The Chinese company, Apex Technology Co Ltd, has reached an agreement for the purchase of American printer maker, Lexmark. The deal involves an all cash purchase at $40.5 per share, translating to a total of $3.6 billion. This takes Lexmark private and off the New York Stock Exchange.
Apex Technology is a manufacturer of generic inkjets and laser cartridges based in Zhuhai, Guangdong, China. The company has received support from the Chinese State Fund last year for 500 million Yuan or $77.4 million. The company hopes to upgrade its own technologies via the purchase of Lexmark.
“We are excited to work alongside Lexmark as it continues to invest in advanced technologies and solutions to best serve its customers and business partners while simultaneously pursuing additional untapped opportunities for future growth,” Apex Technology Chairman, Jackson Wang, said. He added that they would fuse Lexmark’s technological know-how with Apex’s cost effective production and knowledge of emerging markets.
Apex Technology leads a Chinese consortium that includes PAG Asia Capital and Legend Capital. Legend Capital is affiliated to Lenovo via the latter’s biggest shareholder, Legend Holdings. Legend’s past experiences in successfully closing deals involving US asset acquisitions would be very useful as the transaction with Lexmark would still have to pass the scrutiny of the US Committee on Foreign Investment. The Chinese has continued its aggressive interest in the purchase of US based assets. The more recent high profile, but failed attempts include Starwood Hotels and Fairchild Semiconductors.
The Chinese offer appears to be the solution for struggling printer and software company, Lexmark. Formerly the low end desktop printer division of IBM, the company was spun off and sold to Clayton Dubilier & Rice in 1991.
The company has found difficulties due to the market’s unexpected and quick shift within the printing industry. Screen only versions of pictures from social media and paperless drives for environmentally conscious companies in addition to an assault from generic ink cartridge competitors have continuously driven the printing industry’s revenue down in the past few years. Lexmark’s $3.55 billion in revenue in 2015 was a decrease of 15% from 2014 revenue. Competitors like HP and Xerox have found themselves in a similar predicament and had been forced to separate their printing business from their other divisions.

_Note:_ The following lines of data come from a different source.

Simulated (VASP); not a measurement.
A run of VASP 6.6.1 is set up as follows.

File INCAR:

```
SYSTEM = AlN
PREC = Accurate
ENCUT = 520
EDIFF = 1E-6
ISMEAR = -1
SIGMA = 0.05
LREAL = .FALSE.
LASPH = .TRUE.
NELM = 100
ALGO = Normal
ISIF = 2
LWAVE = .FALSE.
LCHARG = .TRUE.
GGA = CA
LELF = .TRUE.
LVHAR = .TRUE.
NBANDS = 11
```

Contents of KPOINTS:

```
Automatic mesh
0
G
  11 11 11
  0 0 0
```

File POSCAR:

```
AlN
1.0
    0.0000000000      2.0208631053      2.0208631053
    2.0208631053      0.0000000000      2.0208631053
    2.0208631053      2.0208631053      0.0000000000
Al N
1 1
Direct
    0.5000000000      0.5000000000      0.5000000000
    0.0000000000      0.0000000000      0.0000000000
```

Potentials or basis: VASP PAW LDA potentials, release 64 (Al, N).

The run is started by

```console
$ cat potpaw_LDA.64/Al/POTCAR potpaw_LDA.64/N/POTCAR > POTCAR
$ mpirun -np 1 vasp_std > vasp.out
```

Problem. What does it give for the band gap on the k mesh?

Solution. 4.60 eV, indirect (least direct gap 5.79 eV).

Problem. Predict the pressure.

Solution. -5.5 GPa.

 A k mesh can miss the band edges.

In October 21, 2015, Lexmark announced that it was studying strategic options to optimize the value of the company. After engaging Goldman Sachs as an advisor, the company has agreed to accept Apex’s offer, which is 30% higher than Lexmark’s October 2015 price and 15% above the stock’s 34.66 close on Tuesday.
“With the Consortium’s resources, we will be able to continue to invest in and grow the business to more fully penetrate the Asia Pacific market for hardware, software and managed print services,” Lexmark’s chairman and chief executive, Paul Rooke, stated. Rooke will continue to be at the helm of Lexmark after the deal. The company’s business will remain uninterrupted, with its manufacturing and software divisions running business as usual, and the business address staying at Lexington, Kentucky.